I remember people always acknowledging my hair before they acknowledged me. It was almost as if it was what made me pretty, interesting, and worth talking to. Of course, I didn’t believe that, but I still couldn't shake the feeling that everyone else was more emotionally tied to my hair than I was. I was often reminded that I had “good hair” — thick and dark, resembling that of the girls on the perm boxes when it was pressed out — and I needed to be grateful for it. And I was: I proudly wore it like a crown every day.
I could never shake the feeling that everyone else was more emotionally tied to my hair than I was.
For most, big chopping or going natural is a decision that’s made after choosing to have healthier hair. In fact, that’s partially why I cut my hair off in October 2012. The other half of the reason I attributed to my new outlook. I felt that life was too short to try and hold on to scraggly, damaged ends just to say I had hair. I was done being tied to something that defined me for so many years, something that could and would always grow back.
I was a junior in college and had just dyed my hair back to black after a root touch-up gone wrong, which resulted in a brassy, orangey-blonde situation. Naturally, my hair was damaged, so much that even the black dye couldn’t disguise it. I resorted to box braids to hide the sad state of affairs my hair was in, and they were cute until I had to get rid of them. I remember taking down those braids and, as I saw the damage once again in full, thinking, "It can't get worse than this."
To be frank, my hair looked a confused, hot mess. At the roots, it appeared healthy with new growth but at the ends, it looked like hay — brittle and stringy. Given this fact, coupled with my hair already growing out from an inverted bob, I figured, “Shit, might as well cut it all off.” And the next day, I did.
I can’t lie — the physical feeling of having my hair cut off was freeing. It felt so satisfying hearing the shears slice through my distressed strands. It was like my hair had been born again. I felt so light, so exhilarated. That afternoon, I left the salon on a high. Unfortunately, that feeling didn’t last for long.
I got a lot of positive feedback on my hair — initially, at least. My immediate friends understood what it meant to go natural, so most of them respected the journey above all. Some actually felt that I looked great with my TWA (a.k.a. my "teeny-weeny Afro"). It wasn’t until I went back home that I was reminded of how much my hair meant everyone else.
Instantly, my new chop caused a controversy. In fact, I had relatives who were damn near offended that I would do such a thing. Others said they didn’t like how short hair looked on me. I even had one relative text me from across the country to ask if everything was okay. When I assured them that I was fine and simply desired to cut my hair, they stated that they were afraid that I was acting erratically because “that’s what women do when they’re going through stuff.” I’m assuming they were referencing Angela Bassett's character in Waiting to Exhale, when she cut her hair off after a nasty divorce, but I wasn’t getting a divorce and this was no movie — it was just hair.

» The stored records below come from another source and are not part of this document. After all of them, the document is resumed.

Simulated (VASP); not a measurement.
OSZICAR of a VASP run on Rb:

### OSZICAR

My family’s pushback was only the tip of the iceberg. In addition to the slew of emotions I was dealing with over my mom’s death, I was struggling with a whole new set of insecurities I never had before. I always had self-confidence, but for the first time in my life, I truly felt insecure, and it was because of my short hair. It is a strange thing to not feel accepted or have your looks affirmed by your family.
Plus, having no hair to hide behind was downright scary, and I felt exposed in the worst way, similar to how I felt without my mom. I realized that a lot of the emotions I was dealing with in the absence of my mother — sadness, anger, doubt — were parallel to the ones I acquired over the loss of my hair.
One thing my journeys — both with my grief and with my hair — has taught me is the importance to keep pushing.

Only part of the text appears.